In other words, we’re not not.
Or to put the point positively: we are.
Which is pretty damn obvious. Except it’s not. For the vast majority of our lives, it just isn’t. And then we imagine it gone. And suddenly, it is.
It’s amazing when we stop and think about it. And when we stop thinking about it and just sense it, it gets even more amazing. Maybe everything slows down, or the colors start to pop, or things begin to undulate a little. Like they’re alive. Because they’re alive. And so are we. Just looking, hearing, sensing.
And then maybe we notice what Gautama noticed all those years ago, and what Rilke noticed more recently in the ninth of his Duino Elegies:
Once for each thing. Just once; no more. And we too,
just once. And never again. But to have been
this once, completely, even if only once:
to have been at one with the earth, seems beyond undoing.
And we feel grateful. That we’re not not. That we are.
That simple two-word reminder that the public artist Patrick Bernatchez projected for a few months on a giant white banner above the bustling cobblestone streets of Old Montreal:
Don’t you love the period at the end of that incomplete sentence? You are. Period.
Incomplete sentence? Nope. It’s complete. Like, can we just stop there a while?
Not: you are . . . a worthless piece of shit.
Not: you are . . . a sexy beast and a damn good cook.
No. Just . . .
And voila. There you are. There it is. The miracle. The great mystery. Which is really no great mystery because it is so incredibly ordinary.
The folds in the curtain.
The wet mittens on the floor.
The dried yellow leaves of the birch tree.
They exist. Do they not?
And soon they will not.
Or they will, and we will not.
Or they will not, and we will.
For a while. Just for a while.
And then both we and they will not.
But now we are not not.
And they are not not.
They are there.
And we are here.
And that is all.
And then it ends. The opening closes. The valve shuts. And life goes on.
Doing. Getting. Blabbing.
But we hold in our hands a precious souvenir from the land that exists beneath the land that exists beneath our feet.
We know it’s there, accessible any time we are accessible.
So we remember.
Until we forget.
And then something reminds us, and we wonder how we ever could have forgotten.
Until we forget again.
We can’t not, can we? No, probably not. But we can remember.
And we can remember to remember.
Before we unload the warm dishes from the dishwasher.
After we vacuum the popcorn out of the carpet.
We can recall that we’re not not.
And we can live a little longer in alignment with that knowing.

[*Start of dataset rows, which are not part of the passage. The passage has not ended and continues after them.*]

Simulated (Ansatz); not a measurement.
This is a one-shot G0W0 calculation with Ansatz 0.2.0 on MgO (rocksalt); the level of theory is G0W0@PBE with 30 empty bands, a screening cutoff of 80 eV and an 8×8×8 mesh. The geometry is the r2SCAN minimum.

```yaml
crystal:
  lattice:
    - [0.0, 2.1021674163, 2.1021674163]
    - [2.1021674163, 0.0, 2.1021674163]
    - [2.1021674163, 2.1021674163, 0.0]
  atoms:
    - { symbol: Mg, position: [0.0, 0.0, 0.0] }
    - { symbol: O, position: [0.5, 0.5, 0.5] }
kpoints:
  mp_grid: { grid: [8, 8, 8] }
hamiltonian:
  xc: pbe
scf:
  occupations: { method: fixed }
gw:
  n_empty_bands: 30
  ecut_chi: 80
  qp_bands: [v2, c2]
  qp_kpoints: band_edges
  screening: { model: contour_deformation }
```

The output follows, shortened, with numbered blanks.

An acronym for practicing existential gratitude
If all of that sounds too ethereal or impractical, and you’re wondering where the rubber hits the road, you might consider working with an acronym to remind yourself of the key components of gratitude.
Here’s one: GABA.
GABA, or gamma-aminobutyric acid, is a neurotransmitter produced in the integrative fibres of the middle prefrontal region of the brain. It has direct connections that pass down into the limbic area, making it possible to inhibit and modulate the firing of the fear-creating amygdala. (Siegel)
Now I know that research suggests that a consistent mindfulness practice increases the production of GABA, but I honestly have no idea if the more specific practice of gratitude also increases the production of GABA. Then again, I don’t really care because it’s the best acronym I could come up with to remember the key elements of a gratitude practice. But if the whole neuroscience thing doesn’t work for you, you could always add another B to the acronym and think of the legendary kid's show: YO GABBA GABBA!
• Gifts. Gifts are given willingly, with no expectation of repayment. They are unearned and freely offered and we are surrounded by them. If we choose, we can notice them, in the present and in the past. A gift can be anything from life on Earth, to the night sky, to beer with friends, to the work of our ancestors, to our parents or pets, to potty humor, to the irreducible fact that we’re not not. If the notion of a “giver” doesn’t work for you or doesn’t work for what you feel grateful for, consider it and the word “gift” itself metaphors, like all other words.
• Accept. If we make a point of it, we can accept these “gifts” and let them land inside us without letting guilt, indebtedness, unworthiness, entitlement, or rugged individualism block us. If these tendencies do arise, we can notice them, acknowledge them, even bow to them and then relinquish them and come back to what we’re feeling grateful for, open up to it and let the penny drop.
• Benefits. It can also be very helpful to acknowledge the benefits we’ve received from what has been given (or “given”) to us. How specifically have the things you’re grateful for helped you and the people you care about? How have they enriched your life, lightened your load, helped you do something, or offered you reassurance or verve? And how might they have allowed you to give to others in turn, perhaps out of appreciation for what you have been given?
• Benevolence. Rather than minimizing or discounting the “giver’s” generosity to avoid feeling indebted or unworthy or dependent, we can also give back to our gift-givers by honestly acknowledging and fully appreciating the true value and generosity and gratuitousness of their gifts.
• Absorb. To make sure the experience of gratitude becomes encoded in our neural networks, it’s also important to absorb the gifts we focus on by attending to the bodily sensations and feelings they prompt, and then swishing them around in our heart-minds, luxuriating in these feelings and sensations like they’re a warm bath or like we’re house cats in a sunny window soaking up the sun’s rays or like we’re dry houseplants drinking up fresh water.
* Here’s how Siddartha Gautama ostensibly put it in the Katannu Sutta: “A person of integrity is grateful and thankful. This gratitude, this thankfulness, is advocated by civil people. It is entirely on the level of people of integrity." (AN 2.31–32)
** In the Katannu Sutta Siddartha Gautama also singles-out ingratitude and lack of thankfulness as the hallmarks of “rude people” with “no integrity:” "Now what is the level of a person of no integrity?” he supposedly asked. “A person of no integrity is ungrateful and unthankful. This ingratitude, this lack of thankfulness, is advocated by rude people. It is entirely on the level of people of no integrity.” (AN 2.31–32), Thanissaro Bhikkhu translation
Emmons, Robert. 2016. The Little Book of Gratitude. London: Gaia Books.
Rilke, Rainer Maria. 2009. Duino Elegies and the Sonnets to Orpheus. Translated by Stephen Mitchell. New York: Vintage.
Siegel, Daniel. 2010. Mindsight. New York: Bantam Books.